Scouts learn and pray together at first St. Mary camporee

PARKSVILLE — Boy and Girl Scouts of St. Mary Help of Christians Church in Aiken took to the woods for the first St. Mary’s Scouting Camporee  from May 15-18.
The theme was “Bridging God, Country, Community and Self,” and the goal was to bring Scouts of different ages together for fun and fellowship. It was held at St. Mary’s Campground, which the parish leases from the U.S. Army Corps of Engineers. The site is on the shores of Lake Thurmond in McCormick County, about 45 minutes outside Aiken.
The event drew around 90 Scouts and 60 adults. Troops from St. John United Methodist Church in Aiken were invited as special guests.
St. Mary sponsors Scout troops of all levels for girls and boys, including the Venture program for youth 14-20. Organizers said the weekend was a rare chance for young people to meet each other and learn about the wide range of activities available in Catholic Scouting.
“This is a great thing — the more we can get the community of Scouting together, the better,” said Jim Paczynski, who leads the Cub Scout and Venture programs for the parish. “One of the most underutilized youth ministries is Catholic Scouting. This kind of thing invigorates young people and keeps them involved with the church and with Scouting.”
Venturers helped guide the younger children and ran many of the weekend events, including the activity stations. They also cooked the evening meal May 15.
“They’re all blending together, different ages learning from each other, and they’re also getting to know other kids who are into the same activities they are,” said Regina Amidon, one of the organizers. “That’s important because as kids get older, they sometimes start thinking Scouting isn’t cool anymore.”
Paczynski said the event could serve as a role model for other parishes with large programs. A camporee gets both kids and adults excited about Scouting and the opportunities for developing spiritually and learning important life skills.
“If you talk to CEOs and human resources people, they will tell you they like to see involvement in Scouting on resumes,” he said. “A person comes through Scouting, and you know they’ve had formation in morality and ethics. They’ve honed and matured their ethics, morals and faith.”
On May 16, campers spent the day visiting activity stations where they learned skills such as knot tying, fire building, first aid, and orienteering, which involves using a map and compass to navigate from point to point.

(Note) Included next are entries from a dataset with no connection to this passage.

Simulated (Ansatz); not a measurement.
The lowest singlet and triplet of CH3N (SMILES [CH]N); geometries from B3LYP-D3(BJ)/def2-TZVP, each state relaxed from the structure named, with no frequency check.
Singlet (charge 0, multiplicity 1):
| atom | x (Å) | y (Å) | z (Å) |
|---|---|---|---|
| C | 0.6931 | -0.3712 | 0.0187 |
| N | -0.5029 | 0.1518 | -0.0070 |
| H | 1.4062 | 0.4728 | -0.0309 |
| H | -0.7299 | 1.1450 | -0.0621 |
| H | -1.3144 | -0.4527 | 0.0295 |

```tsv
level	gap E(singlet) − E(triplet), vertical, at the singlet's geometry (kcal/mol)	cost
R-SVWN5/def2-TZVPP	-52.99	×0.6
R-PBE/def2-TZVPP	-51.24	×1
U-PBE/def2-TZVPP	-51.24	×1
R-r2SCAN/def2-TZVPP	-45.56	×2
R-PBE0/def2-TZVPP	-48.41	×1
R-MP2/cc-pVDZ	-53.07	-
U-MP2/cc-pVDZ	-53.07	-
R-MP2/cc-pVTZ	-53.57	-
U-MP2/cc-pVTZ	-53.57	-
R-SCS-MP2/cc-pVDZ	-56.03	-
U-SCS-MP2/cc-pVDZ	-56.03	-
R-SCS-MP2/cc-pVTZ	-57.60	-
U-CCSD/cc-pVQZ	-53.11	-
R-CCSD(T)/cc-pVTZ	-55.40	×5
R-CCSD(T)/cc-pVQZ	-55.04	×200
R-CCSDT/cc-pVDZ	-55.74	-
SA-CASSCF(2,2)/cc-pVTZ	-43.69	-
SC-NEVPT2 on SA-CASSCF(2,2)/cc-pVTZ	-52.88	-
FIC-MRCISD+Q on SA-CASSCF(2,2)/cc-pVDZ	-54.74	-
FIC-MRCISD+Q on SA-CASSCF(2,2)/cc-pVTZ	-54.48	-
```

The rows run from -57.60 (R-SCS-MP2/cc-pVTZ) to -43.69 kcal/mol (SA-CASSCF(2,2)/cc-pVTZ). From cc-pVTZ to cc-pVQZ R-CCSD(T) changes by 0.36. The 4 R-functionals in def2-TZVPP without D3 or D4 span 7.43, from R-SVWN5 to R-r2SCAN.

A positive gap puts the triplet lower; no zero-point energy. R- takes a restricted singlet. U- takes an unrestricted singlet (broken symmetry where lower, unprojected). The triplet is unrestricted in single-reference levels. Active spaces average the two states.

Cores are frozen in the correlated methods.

At the saint station, children delved into the life of St. John Neumann and made their own rosaries. Those who participated received a special “Footsteps of American Saints” patch, which is offered by the U.S. Committee on Catholic Scouting.
Youth also enjoyed time for free play and swimming in the nearby lake, but that was cut short by rain. 
That evening, Father Jeffrey Kirby celebrated an outdoor Mass. He is the parochial vicar at St. Mary and an Eagle Scout.
Father Kirby noted that they received special permission to hold the Mass outdoors.